Miguel Angel Rios

Foreign Exchange

3 October 2009 - 31 January 2010

Miguel Angel Rios White Suit 2008

Foreign Exchange brings together two videos by the acclaimed Argentinean born, New York/Mexico City-based artist Miguel Angel Rios. This is the first time New Zealand audiences have had the opportunity to experience the highly charged and deeply evocative works of this senior figure in the Latin American art community.

White Suit addresses issues relating to the politics of space, and in particular zones of contact, especially when the relationship slips uneasily between respect and antagonism. White Suitis a particularly challenging video that starts with a mesmerizing performance by a male flamenco dancer who is abruptly interrupted by a pack of barking dogs.  In the compelling sequence that follows, the dancer provocatively confronts, dances through, and makes offerings of, assorted cuts of meat that he swings teasingly back and forth from lengths of rope, to the increasingly agitated beasts.  In the ensuing frenzy man’s best friend quickly shifts its attention from the slaughtered offerings on the ground to the fresh kill in the white suit that continues to dance among them. 

It is not difficult to draw parallels between this dance sequence and the history of Latin America, both in terms of the pre-Hispanic Indian ceremonies and the bloody period of colonial contact.  This reference is especially important because a distinctly Indian looking dancer performs the flamenco routine, whose origins are closely aligned to Spanish culture. In this highly orchestrated sequence the notion of the interconnections between the human and the animal kingdoms, between men and dogs, is explored both on a symbolic and very real set of levels.

 

Miguel Angel Rios On the Edge 2005

On the Edge is designed to be an overwhelming sonic and visual experience that surrounds the viewer.  A seemingly simple and stark video, the split screen shifts between alternating black and white spinning tops that move across and through black and white grounds. There are moments when the screens unify and the tops criss-cross the central divide. This highly orchestrated performance is enlivened by the inbuilt chaos of the spinning objects. 

In keeping with a number of the artist’s other video works, On the Edge sees a lot of time being given over to the organization and orchestration of the shoot.  Rios pays painstaking attention to every detail, from the entry of the spinning tops into the shot and their formal layout in the frame, through to the angle at which they appear on screen.  These elements are not left to chance; they are worked through over a sustained duration and then reduced down further into a tightly controlled video sequence. Despite all this editorial control On the Edge tracks the random and abrupt interaction between the various spinning tops.  So while the terrain and aesthetic might be austere, the activity is lively and rich in its poetic resonance.

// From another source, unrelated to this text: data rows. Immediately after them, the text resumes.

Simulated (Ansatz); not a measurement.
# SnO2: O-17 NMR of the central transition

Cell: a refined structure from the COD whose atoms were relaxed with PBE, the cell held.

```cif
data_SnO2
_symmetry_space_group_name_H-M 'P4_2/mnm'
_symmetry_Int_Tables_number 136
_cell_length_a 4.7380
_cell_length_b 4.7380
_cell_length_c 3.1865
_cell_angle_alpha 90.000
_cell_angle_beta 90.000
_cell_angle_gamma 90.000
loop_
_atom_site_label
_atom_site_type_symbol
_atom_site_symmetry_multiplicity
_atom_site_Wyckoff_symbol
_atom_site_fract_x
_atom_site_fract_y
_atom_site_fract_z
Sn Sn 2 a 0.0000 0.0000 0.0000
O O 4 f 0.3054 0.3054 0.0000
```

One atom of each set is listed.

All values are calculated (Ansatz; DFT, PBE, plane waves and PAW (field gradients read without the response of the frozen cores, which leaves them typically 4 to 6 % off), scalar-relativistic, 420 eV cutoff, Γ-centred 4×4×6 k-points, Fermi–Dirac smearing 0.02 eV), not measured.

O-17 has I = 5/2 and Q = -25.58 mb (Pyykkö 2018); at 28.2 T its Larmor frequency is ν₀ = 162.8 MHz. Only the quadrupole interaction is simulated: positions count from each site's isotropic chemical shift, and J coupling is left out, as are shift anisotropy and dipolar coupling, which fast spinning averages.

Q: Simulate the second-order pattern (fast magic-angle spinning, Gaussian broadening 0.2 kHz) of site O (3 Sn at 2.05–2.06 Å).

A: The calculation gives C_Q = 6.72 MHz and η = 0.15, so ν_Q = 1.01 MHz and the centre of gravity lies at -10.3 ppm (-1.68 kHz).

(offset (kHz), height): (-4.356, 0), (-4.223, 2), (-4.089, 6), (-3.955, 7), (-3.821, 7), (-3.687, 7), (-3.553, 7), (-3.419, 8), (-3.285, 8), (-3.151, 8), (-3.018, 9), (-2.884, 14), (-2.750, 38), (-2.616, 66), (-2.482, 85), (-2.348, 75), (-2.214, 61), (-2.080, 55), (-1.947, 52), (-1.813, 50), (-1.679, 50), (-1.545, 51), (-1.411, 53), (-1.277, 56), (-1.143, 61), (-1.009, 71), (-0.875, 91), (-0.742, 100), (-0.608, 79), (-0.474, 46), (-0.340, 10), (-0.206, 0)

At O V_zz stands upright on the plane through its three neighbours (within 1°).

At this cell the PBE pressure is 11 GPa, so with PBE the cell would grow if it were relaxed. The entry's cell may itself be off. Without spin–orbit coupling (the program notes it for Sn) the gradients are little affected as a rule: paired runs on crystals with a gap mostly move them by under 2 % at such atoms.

To create this work, Rios travelled to the Mexican town of Tepotzlan, where the game of trompos is a very popular and highly competitive activity.  Trompos is an ancient pastime; it is believed that the spinning tops were originally brought to Latin America from Japan many centuries ago.  In modern Latin America this game continues to be played on the streets, especially by children of the lower and middle classes. For this particular video, Rios not only crafted his own highly refined and oversized wooden spinning tops, he also enlisted the help of thirty skilled trompos players to activate these objects off camera.  A player tightly wraps a length of string around the “trompo” that is thrown into a clearly marked space on the ground.  In certain versions of this game the objective of the players is to eliminate or knock, an opposing player’s spinning top out of the delineated area.